Initial Public Offerings

The very first sale of stocks to the public is called an initial public offering (IPO),and occurs on the primary market.This tutorial will cover the following factors involved in initial public offerings:

The Process of Issuing Securities:

Corporations sell stock to the public as one way to raise capital. Before it can issue new stock, a corporation must first file registration statements with the Securities and Exchange Commission (SEC) www.sec.gov. A twenty-day wait is required before it can sell the stocks.

The issuing company may make their registration statement public with a preliminary prospectus called a red herring that summarizes the registration statement. Basic information about the new offering is also provided, including how many shares are being offered and which brokerage companies will distribute the stock to the public. At the time of issue, a final prospectus is presented. This includes the price of the stock (its offering price).

The Basics of Underwriting:

A Corporation going public hires an investment banker to help it sell its stock. This process is called underwriting. The investment banker functions as an intermediary between the issuing corporation and the public. In most cases, the underwriter (investment banker) purchases the stocks from the company for resale to the public. To reduce its own risk, the investment banker may form an underwriting syndicate of other investment bankers to co-purchase the shares. The underwriting syndicate forms a selling group to sell specified allotments of the issue. The investment banker (underwriting syndicate) then marks up the price of the offering. This markup represents the fee for the syndicate’s service. The difference between the price the underwriter pays and the price the public pays is called the underwriting spread.

The syndicate manager may bid on the stock in the offering to “stabilize” the price. This bid must be less than or equal to the offering price. By law, the prospectus must make this attempt to stabilize the stock price known to the public.

The SEC also requires the underwriter to investigate the issuing company-particularly any audits, how it uses proceeds, its financial statements and the management team. This process is called due diligence.

Types of Underwriting Arrangements:

A stock issue can be underwritten by several methods.

The underwriter can act as an agent, in which it tries to sell as much of the issue as it can at market prices. This is a best effort arrangement.
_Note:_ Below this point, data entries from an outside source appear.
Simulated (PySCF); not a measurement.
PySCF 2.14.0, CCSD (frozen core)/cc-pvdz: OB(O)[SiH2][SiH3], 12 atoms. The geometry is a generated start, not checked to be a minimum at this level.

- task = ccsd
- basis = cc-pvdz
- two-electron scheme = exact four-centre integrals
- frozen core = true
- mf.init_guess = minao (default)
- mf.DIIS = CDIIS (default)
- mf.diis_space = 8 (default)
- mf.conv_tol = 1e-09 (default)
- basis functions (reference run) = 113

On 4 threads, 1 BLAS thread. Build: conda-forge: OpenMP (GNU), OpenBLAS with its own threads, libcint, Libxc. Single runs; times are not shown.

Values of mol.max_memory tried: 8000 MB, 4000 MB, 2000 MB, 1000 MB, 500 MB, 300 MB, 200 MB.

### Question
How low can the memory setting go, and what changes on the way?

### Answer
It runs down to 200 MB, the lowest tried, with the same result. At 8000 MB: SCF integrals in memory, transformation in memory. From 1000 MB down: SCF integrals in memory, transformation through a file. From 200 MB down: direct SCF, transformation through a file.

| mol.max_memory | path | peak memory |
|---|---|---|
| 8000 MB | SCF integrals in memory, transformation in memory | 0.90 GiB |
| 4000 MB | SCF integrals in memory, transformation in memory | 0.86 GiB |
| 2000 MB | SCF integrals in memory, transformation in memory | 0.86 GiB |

The issuing company can also agree to issue new stock on the condition that all of it is sold. If all of the stock is not sold, then it will withdraw the issue. This is an all-or-none arrangement.

A negotiated underwriting is when the issuer and the corporation negotiate the terms of the issue, the price, the size and other details.

The issue may be subject to competitive bids from investment bankers. The top bidder underwrites the issue and resells it to the public.

When a public company issues more of its stock, it must first offer that stock to existing shareholders; that is their preemptive right. A standby is the public sale of whatever stock the existing shareholders have not yet purchased.

A firm commitment arrangement is when an investment banker buys all of the stock from the corporation and then resells it to the public at a higher price.

A private placement is an offering in which the company sells to private investors and not to the public. Private placements do not have registration fees.

The Prospectus:

Prospectuses are legal documents that explain the financial facts important to an offering. They must precede or accompany the sale of a primary offering. The law requires companies selling primary offerings to send prospectuses to anyone who wants to buy a primary offering. Prospectuses may also be used to solicit orders. Customers should read a prospectus carefully before purchasing any primary offering.

Prospectuses include but are not limited to the following:

  • Offering price
  • Legal opinions about the issue
  • Underwriting method
  • The history of the company
  • Other costs related to investing in the stock
  • The management team
  • The handling of proceeds

The prospectus must be provided to customers before they complete any transactions. It must also include the SEC’s disclaimers that it does not approve or disapprove of the stock being offered, and that it does not judge the prospectus’ statements for accuracy.

Ways an Issue May Be Advertised Before it is Sold:

A new issue of stock is allowed to be advertised before it is actually sold, although it may not be sold during the actual registration period.

Registered representatives are allowed to accept oral solicitations from clients. They are not allowed to sell any shares of the new stock. Neither are they allowed to affirm any offers of sale.

Registered representatives may send red herrings, or preliminary prospectuses, to clients. Information in these documents will discuss why the stock is being sold and the offering timetable. Red herrings are only issued for information purposes.

Tombstone advertisements are ads that announce the new stock. Their sole purpose is to function as communication. They are not prospectuses. They are called tombstones because they provide prospective buyers with the “bare bones” information: the name of the stock, the issuer and how to obtain a red herring.

Newly Issued Stocks: Getting the Names Straight:

Two aspects of IPOs deserve special attention: hot issues and the so-called “when, as, and if- issued” stocks.

A hot issue is a security sold by broker-dealers on the secondary market just after it is first issued.

New stock may not be sold until after the registration period has expired. If the stock has not been issued by that time, it may be sold conditionally as a “When, as, and if-issued” stock. Should it fail to be issued, all buys, sells, earnings and losses will be canceled.